Super strong nuclear force caused by migrating Kbar mesons - Revival of the Heitler-London-Heisenberg scheme in kaonic nuclear clusters

TL;DR

This paper investigates the structure of K-pp nuclear systems, revealing a molecular-like covalent bonding mechanism driven by migrating Kbar mesons, leading to super-strong nuclear forces distinct from traditional pion-mediated interactions.

Contribution

It introduces a novel molecular picture of kaonic nuclear clusters based on migrating Kbar mesons, reviving the Heitler-London-Heisenberg scheme in nuclear physics.

Findings

K-pp exhibits a molecular structure with covalent bonding.

Super-strong nuclear forces arise from migrating Kbar mesons.
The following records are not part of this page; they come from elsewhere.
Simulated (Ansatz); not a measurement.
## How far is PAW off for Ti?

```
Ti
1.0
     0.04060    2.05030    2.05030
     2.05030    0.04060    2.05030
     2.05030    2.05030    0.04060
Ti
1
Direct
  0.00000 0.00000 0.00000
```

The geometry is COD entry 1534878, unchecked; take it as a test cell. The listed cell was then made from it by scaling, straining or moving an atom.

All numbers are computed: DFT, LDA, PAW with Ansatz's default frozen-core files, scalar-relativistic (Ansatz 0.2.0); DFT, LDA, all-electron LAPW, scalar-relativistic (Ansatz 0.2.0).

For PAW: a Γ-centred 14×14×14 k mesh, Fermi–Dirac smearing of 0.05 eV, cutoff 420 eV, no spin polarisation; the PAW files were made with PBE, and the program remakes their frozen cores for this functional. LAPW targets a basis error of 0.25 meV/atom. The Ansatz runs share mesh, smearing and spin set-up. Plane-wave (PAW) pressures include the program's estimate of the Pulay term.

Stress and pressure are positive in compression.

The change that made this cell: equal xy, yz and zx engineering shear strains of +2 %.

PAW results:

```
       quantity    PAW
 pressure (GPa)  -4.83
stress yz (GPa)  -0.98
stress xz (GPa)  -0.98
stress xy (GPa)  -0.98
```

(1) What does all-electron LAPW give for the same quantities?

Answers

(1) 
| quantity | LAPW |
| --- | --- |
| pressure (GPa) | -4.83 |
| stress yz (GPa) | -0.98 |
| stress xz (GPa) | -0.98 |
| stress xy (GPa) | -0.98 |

The elementary process p + p --> K+ + Lambda* + p facilitates formation of compact K-pp states.

Abstract

We have studied the structure of K- pp comprehensively by solving this three-body system in a variational method, starting from the Ansatz that the Lambda(1405) resonance (~ Lambda*) is a K-p bound state. The structure of K-pp reveals a molecular feature, namely, the K- in Lambda* as an "atomic center" plays a key role in producing strong covalent bonding with the other proton. We point out that strongly bound Kbar nuclear systems are formed by ``super strong" nuclear force due to migrating real bosonic particles Kbar a la Heitler-London-Heisenberg, whereas the normal nuclear force is caused by mediating virtual pions. We have shown that the elementary process, p + p --> K+ + Lambda* + p, which occurs in a short impact parameter and with a large momentum transfer, leads to unusually large self-trapping of Lambda* by the involved proton, since the Lambda*-p system exists as a compact doorway state propagating to K-pp.